If you could guarantee a few things, you could be sure this will work. 
But it's a serious long shot.

The change in schema might be such that when Lucene tries to merge them, 
it fails because the data in the old segments is incompatible with the 
new segments.  If that happens, then you're sunk ... it won't work at all.

If the merges of old and new segments are successful, then you would 
have to optimize the index after you're done indexing to be SURE there 
were no old documents remaining.  Lucene calls that operation 
"ForceMerge".  This operation is disruptive and can take a very long time.
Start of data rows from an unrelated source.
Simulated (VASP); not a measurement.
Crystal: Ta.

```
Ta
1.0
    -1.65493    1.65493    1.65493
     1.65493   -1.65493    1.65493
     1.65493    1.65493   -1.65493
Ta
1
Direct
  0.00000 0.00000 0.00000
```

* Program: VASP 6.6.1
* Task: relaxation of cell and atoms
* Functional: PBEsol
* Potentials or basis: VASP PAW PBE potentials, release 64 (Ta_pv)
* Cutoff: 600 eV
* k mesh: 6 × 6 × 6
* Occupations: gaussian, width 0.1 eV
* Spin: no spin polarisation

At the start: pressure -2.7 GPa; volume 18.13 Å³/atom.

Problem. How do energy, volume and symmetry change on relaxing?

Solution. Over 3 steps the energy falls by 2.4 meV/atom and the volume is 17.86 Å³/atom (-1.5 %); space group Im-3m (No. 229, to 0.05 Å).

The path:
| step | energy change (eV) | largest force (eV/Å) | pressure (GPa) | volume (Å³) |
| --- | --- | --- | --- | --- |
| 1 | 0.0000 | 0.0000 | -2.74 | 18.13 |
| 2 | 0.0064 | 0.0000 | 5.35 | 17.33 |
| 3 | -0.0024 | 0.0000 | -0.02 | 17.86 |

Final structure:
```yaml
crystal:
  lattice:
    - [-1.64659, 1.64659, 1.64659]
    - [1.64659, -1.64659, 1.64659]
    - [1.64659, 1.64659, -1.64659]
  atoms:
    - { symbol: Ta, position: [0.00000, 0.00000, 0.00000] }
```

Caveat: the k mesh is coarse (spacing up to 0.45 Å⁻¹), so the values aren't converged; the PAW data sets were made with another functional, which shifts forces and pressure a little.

You would also have to be sure there was no query activity until the 
update/merge is completely done.  Which probably means that you'd want 
to work on a copy of the index in another collection.  And if you're 
going to do that, you might as well start indexing from scratch into a 
new/empty collection.  That would also allow you to continue querying 
the old collection until the new one was ready.

Thanks,
Shawn

Re: converting string to solr.TextField

Posted by Vinay Rajput <vi...@gmail.com>.
Sorry to jump into this discussion. I also get confused whenever I see this
strange Solr/Lucene behaviour. Probably, As @Erick said in his last year
talk, this is how it has been designed to avoid many problems that are
hard/impossible to solve.

That said, one more time I want to come back to the same question: why
solr/lucene can not handle this when we are updating all the documents?
Let's take a couple of examples :-

*Ex 1:*
Let's say I have only 10 documents in my index and all of them are in a
single segment (Segment 1). Now, I change the schema (update field type in
this case) and reindex all of them.
This is what (according to me) should happen internally :-

1st update req : Solr will mark 1st doc as deleted and index it again
(might run the analyser chain based on config)
2nd update req : Solr will mark 2st doc as deleted and index it again
(might run the analyser chain based on config)
And so on......
based on autoSoftCommit/autoCommit configuration, all new documents will be
indexed and probably flushed to disk as part of new segment (Segment 2)


Now, whenever segment merging happens (during commit or later in time),
lucene will create a new segment (Segment 3) can discard all the docs
present in segment 1 as there are no live docs in it. And there would *NOT*
be any situation to decide whether to choose the old config or new config
as there is not even a single live document with the old config. Isn't it?

*Ex 2:*
I see that it can be an issue if we think about reindexing millions of
docs. Because in that case, merging can be triggered when indexing is half
way through, and since there are some live docs in the old segment (with
old cofig), things will blow up. Please correct me if I am wrong.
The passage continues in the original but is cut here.